Runze Liang


Turn-Level User Satisfaction Estimation in E-commerce Customer Service
Runze Liang | Ryuichi Takanobu | Feng-Lin Li | Ji Zhang | Haiqing Chen | Minlie Huang
Proceedings of the 4th Workshop on e-Commerce and NLP

User satisfaction estimation in the dialogue-based customer service is critical not only for helping developers find the system defects, but also making it possible to get timely human intervention for dissatisfied customers. In this paper, we investigate the problem of user satisfaction estimation in E-commerce customer service. In order to apply the estimator to online services for timely human intervention, we need to estimate the satisfaction score at each turn. However, in actual scenario we can only collect the satisfaction labels for the whole dialogue sessions via user feedback. To this end, we formalize the turn-level satisfaction estimation as a reinforcement learning problem, in which the model can be optimized with only session-level satisfaction labels. We conduct experiments on the dataset collected from a commercial customer service system, and compare our model with the supervised learning models. Extensive experiments show that the proposed method outperforms all the baseline models.
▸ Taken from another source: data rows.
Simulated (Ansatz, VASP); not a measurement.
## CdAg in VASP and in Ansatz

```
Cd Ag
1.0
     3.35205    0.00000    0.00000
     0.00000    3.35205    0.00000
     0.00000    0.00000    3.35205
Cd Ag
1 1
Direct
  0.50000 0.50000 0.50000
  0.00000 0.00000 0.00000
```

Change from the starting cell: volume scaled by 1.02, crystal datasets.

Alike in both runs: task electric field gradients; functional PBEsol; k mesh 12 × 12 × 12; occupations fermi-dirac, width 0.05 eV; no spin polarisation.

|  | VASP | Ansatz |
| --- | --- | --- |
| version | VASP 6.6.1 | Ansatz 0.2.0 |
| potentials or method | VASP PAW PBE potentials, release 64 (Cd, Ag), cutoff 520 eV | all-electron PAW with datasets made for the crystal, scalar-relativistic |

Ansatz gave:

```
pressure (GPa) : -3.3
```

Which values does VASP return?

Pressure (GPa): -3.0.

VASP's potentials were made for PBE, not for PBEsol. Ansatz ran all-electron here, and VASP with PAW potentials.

Multi-Agent Task-Oriented Dialog Policy Learning with Role-Aware Reward Decomposition
Ryuichi Takanobu | Runze Liang | Minlie Huang
Proceedings of the 58th Annual Meeting of the Association for Computational Linguistics

Many studies have applied reinforcement learning to train a dialog policy and show great promise these years. One common approach is to employ a user simulator to obtain a large number of simulated user experiences for reinforcement learning algorithms. However, modeling a realistic user simulator is challenging. A rule-based simulator requires heavy domain expertise for complex tasks, and a data-driven simulator requires considerable data and it is even unclear how to evaluate a simulator. To avoid explicitly building a user simulator beforehand, we propose Multi-Agent Dialog Policy Learning, which regards both the system and the user as the dialog agents. Two agents interact with each other and are jointly learned simultaneously. The method uses the actor-critic framework to facilitate pretraining and improve scalability. We also propose Hybrid Value Network for the role-aware reward decomposition to integrate role-specific domain knowledge of each agent in the task-oriented dialog. Results show that our method can successfully build a system policy and a user policy simultaneously, and two agents can achieve a high task success rate through conversational interaction.